Management Passive Checks with Nagios Lead image: Lead Image © Lisa Young, 123RF.com
Lead Image © Lisa Young, 123RF.com
 

Configuring Nagios for passive script notification

Smooth Check

Why spam yourself with useless notifications every time a script completes successfully? You can use Nagios to screen the notices and just send you the ones that need action. By Alessio Ciregia

Suppose you have developed a magnificent script (a Bash script, for example). This script will execute every night to dump a MySQL database or to rsync your valuable files to another server.

A common strategy is to use email as the way to get notified about the script results. If you wrote a good script, and your systems are very strong, the script will never exit with an error condition, and every morning you will find a message stating OK: no error running my beautiful backup script in your inbox.

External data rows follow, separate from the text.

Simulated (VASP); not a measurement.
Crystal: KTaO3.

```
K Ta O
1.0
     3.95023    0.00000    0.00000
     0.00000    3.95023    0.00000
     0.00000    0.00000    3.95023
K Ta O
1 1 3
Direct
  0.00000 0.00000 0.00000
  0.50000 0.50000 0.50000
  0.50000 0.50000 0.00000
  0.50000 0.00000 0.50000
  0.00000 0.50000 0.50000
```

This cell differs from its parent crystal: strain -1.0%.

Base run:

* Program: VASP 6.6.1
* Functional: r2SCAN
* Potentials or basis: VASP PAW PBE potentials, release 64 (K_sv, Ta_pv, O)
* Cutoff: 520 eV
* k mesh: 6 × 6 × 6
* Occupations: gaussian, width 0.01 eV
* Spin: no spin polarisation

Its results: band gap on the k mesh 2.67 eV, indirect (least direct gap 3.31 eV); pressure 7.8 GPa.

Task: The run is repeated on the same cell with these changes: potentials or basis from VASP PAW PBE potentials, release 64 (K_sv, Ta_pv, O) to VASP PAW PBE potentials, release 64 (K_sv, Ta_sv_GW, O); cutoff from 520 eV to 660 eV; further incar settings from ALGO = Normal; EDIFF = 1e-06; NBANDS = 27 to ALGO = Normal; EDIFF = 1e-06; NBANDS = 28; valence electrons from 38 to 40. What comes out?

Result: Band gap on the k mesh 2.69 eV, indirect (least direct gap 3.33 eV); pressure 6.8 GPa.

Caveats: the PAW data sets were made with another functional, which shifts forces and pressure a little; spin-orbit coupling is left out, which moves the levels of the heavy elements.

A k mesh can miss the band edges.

This message is not a problem – as long as you only have one script sending notifications one time in a day. Suppose, however, that you have many scripts, with many backups, and all these scripts are notifying you via email. Your mailbox will fill up every morning with the same message. The first day, you will be impressed, but soon you will lose interest in reading all those identical messages. Your next step will be to create a filter in your mail client to put these messages in a subfolder, and after that you won't read them anymore, because you have basically just sent yourself a lot of spam. The worst part is, in the flood of useless emails, you risk of not seeing a real error notification that you really should be reading.

One solution is to send a message only in the case of an error; however, if you configure your script to send an email if it encounters an error during the execution, you have no guarantee that the script actually executed. If the script crashes or aborts before the line that sends the email notification, you will never know.

A far better solution is to let Nagios  [1] listen for the notifications and only notify you if an error occurs or a message indicating success is not received.

Nagios will help you:

The Nagios passive check technique described in this article uses Nagios Service Check Acceptor (NSCA)  [2]. This article assumes you have a working knowledge of Nagios. If you are new to the Nagios network monitoring system, see the resources at the Nagios website.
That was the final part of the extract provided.